I am interested in who actually owned the Stag's Head - the licensees presumably ran it on behalf of an owner, and weren't owners themselves? I'd love to know when the Stag's Head was first built and how old it was before Joseph became licensee. I find it unusual that a goldsmith would then become a publican, so perhaps he just resided in the residential part of the Stag's Head and conducted his jewellery business from there, and was later asked/persuaded to take over from the licensee of the time. More questions that none of you may be able to answer - there were a number of children, one of whom (Samuel) was listed as licensee in a directory for a time before leaving to set up his own jewellery business, so the children had to go to school somewhere. I gather there was a school nearby, but haven't found out anything on it yet.

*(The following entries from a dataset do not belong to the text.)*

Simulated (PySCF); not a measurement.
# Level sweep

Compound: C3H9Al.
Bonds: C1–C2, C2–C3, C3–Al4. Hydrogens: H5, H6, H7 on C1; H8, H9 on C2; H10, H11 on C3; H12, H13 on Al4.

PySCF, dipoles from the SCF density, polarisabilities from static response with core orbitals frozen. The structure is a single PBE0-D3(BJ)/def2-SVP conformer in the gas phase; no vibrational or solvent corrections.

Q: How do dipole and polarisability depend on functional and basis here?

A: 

I live in Australia - my paternal grandfather (the great-grandson of Joseph and Elizabeth through their son John) emigrated here from London with his wife and her family in 1924. I have been to England twice in my life, most recently in April last year, but at the time I didn't know about the Birmingham connection in the family. So - another trip to England is an absolute must! I knew the Stag's Head was put up for sale a couple of years ago, but came to the conclusion that it had been sold and a new owner was operating it. I even have a letter half-written to the managers to ask if they know anything! Perhaps I won't send it.
Sorry this has been a long post - I hope it is all right to do so. I really look forward to some answers, and to perhaps meeting some of you when we eventually come back.
cheers - Lesley
hi lesley a warm welcome dont know about you being excited i am too...great to talk to a rellie of who most likely the first landlord of the stag this is looking at mikes post 3 listing the landlords...cant say for certain but back in those days he is more likely to have owned it..the stag although on the corner with summer lane it would have had the official address of brearley st...in the 1960s there were 16 pubs along summer lane all on corners expect for the vine which had the address of summer lane and the stag was the oldest pub by miles....unfortunately the stag has been closed for some months now the previous owners did not make a go of it so sending that letter would be a waste of time im afraid...with regards schools...what years are you talking about as off hand i cant think of any that were around in the 1840s ??
maybe mike can help you with other parts of your research he is far better than i am at this sort of thing...
dont worry about the length of your post its a great bit of family history you have there....
.have you looked at the national newspaper archives online as there could well be some snippets of info about your rellie and the stag..??
this area is my neck o the woods lesley as i was born just off summer lane...my sister worked at the stag for many years and myself and all my family have spent many a happy hour in there such a shame to see it in the state we find it today...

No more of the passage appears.